Are There Broader Implications from Genworth Report on LTC Insurance Losses?

On November 5, Genworth Financial Inc., a major player in long-term care insurance, announced third-quarter 2014 performance results, reporting a $844 million net loss that flowed from review of the company’s long-term care claims.  The review required the company to reallocate more than $530 million (pre-tax) to its LTC claim reserves.  Obviously that is not the kind of news that shareholders like to hear. But, it would also appear to hold larger implications.

Financial news reporters quickly followed with analysis.

From the Wall Street Journal: “Long-Term-Care Insurance: What Policyholders Should Know,” three “takeaways:”

  • “A past rate increase doesn’t forestall additional hikes down the road.”
  • “You’re unlikely to find a better deal by switching insurers.
  • “It may be possible to cut back benefits and still have good coverage.” 

From Bloomberg News: “Genworth CEO Sees Tough Turnaround from $844 Million Loss,” putting the single company’s performance into context by pointing out that “larger rivals MetLife Inc. and Prudential Financial Inc. have stopped selling long-term care insurance as results are hurt by near record-low bond yields and higher-than expected claims costs.”

From Business Insider, “An Insurance Company Underestimated How Long People Would Live– and Now Its Stock is Crashing.” 

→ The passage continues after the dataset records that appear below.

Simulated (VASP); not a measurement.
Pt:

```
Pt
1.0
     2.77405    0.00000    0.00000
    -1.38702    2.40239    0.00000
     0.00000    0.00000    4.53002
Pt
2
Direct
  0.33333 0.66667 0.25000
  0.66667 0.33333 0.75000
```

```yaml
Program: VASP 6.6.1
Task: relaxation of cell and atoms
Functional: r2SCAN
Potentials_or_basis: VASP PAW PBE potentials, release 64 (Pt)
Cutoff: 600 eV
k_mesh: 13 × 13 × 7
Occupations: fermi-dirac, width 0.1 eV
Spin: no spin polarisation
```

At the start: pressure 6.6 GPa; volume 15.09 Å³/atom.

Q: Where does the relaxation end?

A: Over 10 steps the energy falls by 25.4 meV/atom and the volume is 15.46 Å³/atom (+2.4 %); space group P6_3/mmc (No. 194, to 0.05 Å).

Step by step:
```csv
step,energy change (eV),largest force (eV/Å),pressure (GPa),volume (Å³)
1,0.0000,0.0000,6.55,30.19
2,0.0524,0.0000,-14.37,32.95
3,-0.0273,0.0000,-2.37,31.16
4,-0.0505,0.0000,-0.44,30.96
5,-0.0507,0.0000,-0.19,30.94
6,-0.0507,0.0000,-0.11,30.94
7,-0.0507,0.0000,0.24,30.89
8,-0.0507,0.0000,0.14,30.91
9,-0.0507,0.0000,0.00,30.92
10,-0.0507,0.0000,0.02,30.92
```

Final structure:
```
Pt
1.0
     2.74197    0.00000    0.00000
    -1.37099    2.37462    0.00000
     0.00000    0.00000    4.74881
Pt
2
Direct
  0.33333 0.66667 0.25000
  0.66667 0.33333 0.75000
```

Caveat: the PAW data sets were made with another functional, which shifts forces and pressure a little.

Underestimating how long people will live.  Underestimating the demand for assistance with activites of daily living.  Underestimating how much it costs to cover health care and social care meeds.  These are calculation problems not just for the insurance companies but for individuals, families and (if we are at all realistic) governments. Don’t we need to stop addressing these issues in silos?